PC Culture – W. Isaacson

On December 20, 2013 I received an email from Bob Frankston, Dan Bricklin and David Reed discussing Walter Isaacson’s forthcoming book on PC culture and its origins. Isaacson is blogging early chapters of his book and asked my correspondents’ opinions of the first blog. The blog page in question is here.

Dan Bricklin’s response is here.

Below are my thoughts:

David, Bob, Dan,

I wonder when Isaacson will get around to talking with me about his book – maybe this is the way he planned to do the interviews. Markoff talked with me in person, shooting the first interview on video when he thought he was going to do a documentary but a year or more later doing just a print interview – he told me that he was in search of the cultural roots of the personal computer. When the book was published Markoff told me that he never found the direct connection, but in the book it became clear that Stewart Brand came closest to being the “missing link”. I agreed with this after reading the book and now say that Brand did the marketing work for the conceptual personal computer through the Whole Earth Catalogue.

Isaacson is emphasizing the psychedelic aspect, playing fast an loose with causality by failing to situate Leary’s change of slogan in the 1980’s – making it sound as if he did so in 1968 or so. I hope he gets it a bit straightened out in subsequent chapters. Still, I’m afraid he’s trying to find some “direct link” and doesn’t realize that Brand was more like someone who pulled together various corners of different subcultures into an intersection where things became possible which weren’t going to happen otherwise. Starting out exploring the technological needs of the “reversionary” counterculturists in rural intentional communities (through the Whole Earth Truck Store), Brand expanded his franchise to the technological aspects of the ongoing “revolt against institutions”. People could come to this from the political new left, the psychedelic culture, the urban and rural counterculture, as well as the bow-tied technological avant-garde (Fuller, Taylor, Lickllider et. al.) and their followers.

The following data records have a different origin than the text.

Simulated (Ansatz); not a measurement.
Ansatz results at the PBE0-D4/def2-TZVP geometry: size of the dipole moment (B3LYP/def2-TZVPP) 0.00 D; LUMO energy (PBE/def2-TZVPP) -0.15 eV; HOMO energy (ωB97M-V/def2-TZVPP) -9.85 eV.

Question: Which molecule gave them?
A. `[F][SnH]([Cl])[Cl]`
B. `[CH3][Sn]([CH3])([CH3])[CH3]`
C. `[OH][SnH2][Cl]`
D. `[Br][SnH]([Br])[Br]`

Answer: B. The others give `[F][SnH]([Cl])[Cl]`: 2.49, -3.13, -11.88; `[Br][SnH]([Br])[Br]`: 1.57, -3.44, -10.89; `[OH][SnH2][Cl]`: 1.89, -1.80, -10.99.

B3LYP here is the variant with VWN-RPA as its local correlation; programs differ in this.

In the Homebrew Club meetings I occasionally attempted to draw people out into discussing their motivations, but generally found them unwilling to make any definitive statement. They all wanted there to be personal computers and an industry to support them, and they all wanted to throw of the constraints of institutions, be they government, IBM or their employers. The largest identifiable group outside of the electronics industry was, I found, physicians. No one was in pursuit of a specific application or even of business success (with the exception, obviously, of Steve Jobs, but he never opened his mouth in the meetings and I never talked with him). There seemed to be a strong undercurrent from libertarian science fiction in these discussions, reminding me of a short story from that genre in which the hero used a desk-sized computer to run rational rings around the constipated business power structure (he is murdered by Soviet agents at the end). People just wanted to get digital grit under their fingernails and play in the process.

Fred Moore, founder of Homebrew, was a radical pacifist activist who kept advocating that the club “get together and do something” (picket a military installation, perhaps?) and he failed to grasp how much action was taking place continuously in the space created by the club – he, of course, left the club some time after the first year, apparently in disappointment. My visions were pretty practical in nature, centered around development of sets of tools and a population of practitioners capable of supporting social media systems from below. I had been impressed by Buckminster Fuller’s comment in response to a question (in the ’70’s) about what the year 2000 would look like – Fuller replied that “we don’t need to wait that long – all the important decisions will be made by 1985”.  My takeaway was that digital information technology was urgently required in the control of individuals in order to forestall a calamitous collapse of industrial civilization (I’ve been called paranoid for this vision, but sticks and stones…). Other people had other takeaways.

The Homebrew Club had its psychedelic rangers (not many), its ham radio rule-followers, its white-shoe would-be industry potentates, its misfit second- and third-string techs and engineers, and its other offbeats – there was a prim and proper lady who sat up front who had been, I was later told, President Eisenhower’s personal pilot when she was a male. Even John Doerr had attended as an Intel engineer in the ’80’s, or so he told me in 1993 sat the book party for “Release 2.0”. It wasn’t a psychedelic party any more than it belonged to any one particular sector. Everyone came from somewhere but no one let their point of origin determine where they were going.

Maybe Isaacson could do a number of interviews with a cross-section of industry participants in which he asks for their analyses in retrospect of what brought them there and what their motivations were. It would be a dense, difficult process to make sense of the results if he wants to cut below the superficial. I’m not holding my breath.